Dueling with Doubt: Helping Students Survive the Dark Night of the Soul

By Syler Thomas | Adapted from Game Plan: Practical Wisdom for the College Experience by Nic Gibson and Syler Thomas. | April 30 2012

When I was a college freshman, it was downright depressing how many of my Christian friends had left their faith behind by the end of the year. It is not uncommon for many college students to go through a phase known as the "Dark Night of the Soul," where they question everything they've known to be true up to that point. It can be an extremely scary time. The irony, though, is that the very thing that has the potential to kill your faith also has the potential to take it to the next level.

One of the worst things you can believe about being a Christian is that doubting equals sinning. This is simply not true. Doubting is not dangerous; in fact, it is often a sign that you are moving to a deeper level in your faith. Think of your faith like sedimentary rock. Each layer builds on the next, and the layer beneath forms the foundation for the next layer until you have a beautiful piece of rock.

Or imagine your faith like the houses of the three little pigs. The first house you build is made out of straw. It's a functioning house, but all it takes is a little huffin' and puffin' and it comes down. This is the point where many young Christians walk away. They say: Look, if this God thing was real, my house would still be standing. The other alternative is to say: you know, the house of faith that I was building was adequate for a time, but it's not strong enough anymore. I need to build a stronger house, with a firmer foundation and better materials. And so you build again, this time out of sticks. It's a better house, but it might take four or five puffs to bring it down.

You are once again at a pivotal time, and you can either leave the house destroyed or build another one, this time out of bricks. You learn from your mistakes, and the newer understanding of God that you find each time your previous house gets blown to the ground brings the wisdom to build a better house the next time. Let's take a look at a few of the ways that doubt can appear.

Doubt from Poor Decisions

First, doubt can sometimes enter our lives simply as a result of our own foolish decisions. Tony Campolo relates how he responded to a certain Christian college student who came into his office to talk about his doubts. Tony asked him: How long have you been shacking up with your girlfriend? Sure enough, Tony had read the situation accurately. The student knew what he was doing was wrong, but didn't want to stop, so was walking away from the God who he believed was restricting him.

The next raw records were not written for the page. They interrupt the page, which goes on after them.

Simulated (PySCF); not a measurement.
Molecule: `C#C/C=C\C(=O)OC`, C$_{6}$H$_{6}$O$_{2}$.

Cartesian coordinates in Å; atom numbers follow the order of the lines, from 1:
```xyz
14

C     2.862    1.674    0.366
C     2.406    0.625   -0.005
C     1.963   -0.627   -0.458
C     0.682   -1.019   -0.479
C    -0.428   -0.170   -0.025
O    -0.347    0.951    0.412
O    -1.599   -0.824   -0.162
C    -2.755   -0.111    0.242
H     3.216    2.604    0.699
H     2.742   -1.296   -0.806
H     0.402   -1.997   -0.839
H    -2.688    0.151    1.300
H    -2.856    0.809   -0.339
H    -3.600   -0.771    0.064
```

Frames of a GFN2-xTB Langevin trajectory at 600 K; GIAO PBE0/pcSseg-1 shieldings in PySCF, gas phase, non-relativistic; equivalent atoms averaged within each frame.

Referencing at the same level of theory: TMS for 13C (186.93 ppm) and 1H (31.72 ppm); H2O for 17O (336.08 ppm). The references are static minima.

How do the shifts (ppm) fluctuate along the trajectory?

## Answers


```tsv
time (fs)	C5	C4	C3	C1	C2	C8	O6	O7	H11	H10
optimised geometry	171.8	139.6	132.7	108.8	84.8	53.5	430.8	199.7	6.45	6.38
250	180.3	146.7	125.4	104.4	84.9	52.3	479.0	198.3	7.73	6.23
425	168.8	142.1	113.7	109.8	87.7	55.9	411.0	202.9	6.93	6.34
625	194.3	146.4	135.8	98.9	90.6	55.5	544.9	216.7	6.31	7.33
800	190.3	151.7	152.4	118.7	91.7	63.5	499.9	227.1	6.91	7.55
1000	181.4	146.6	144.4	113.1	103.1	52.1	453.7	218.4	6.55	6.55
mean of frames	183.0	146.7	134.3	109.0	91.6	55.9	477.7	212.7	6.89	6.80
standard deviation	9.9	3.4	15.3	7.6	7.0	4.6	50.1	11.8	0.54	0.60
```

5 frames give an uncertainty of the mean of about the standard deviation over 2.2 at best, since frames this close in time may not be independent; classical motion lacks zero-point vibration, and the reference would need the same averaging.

If you are simply enjoying your sin too much to stop, you will find it difficult to have a strong, vibrant faith. Others of you may have a genuine desire to follow God, but because your struggle against sin is getting the best of you, you doubt that He is real because your struggle is too intense.

Something you should keep in mind if you're in this category is that as a newer Christian, you are not yet fully the person that God wants you to be. While it's true that as a follower of Jesus you are a new creature, that doesn't mean that you automatically start behaving like one.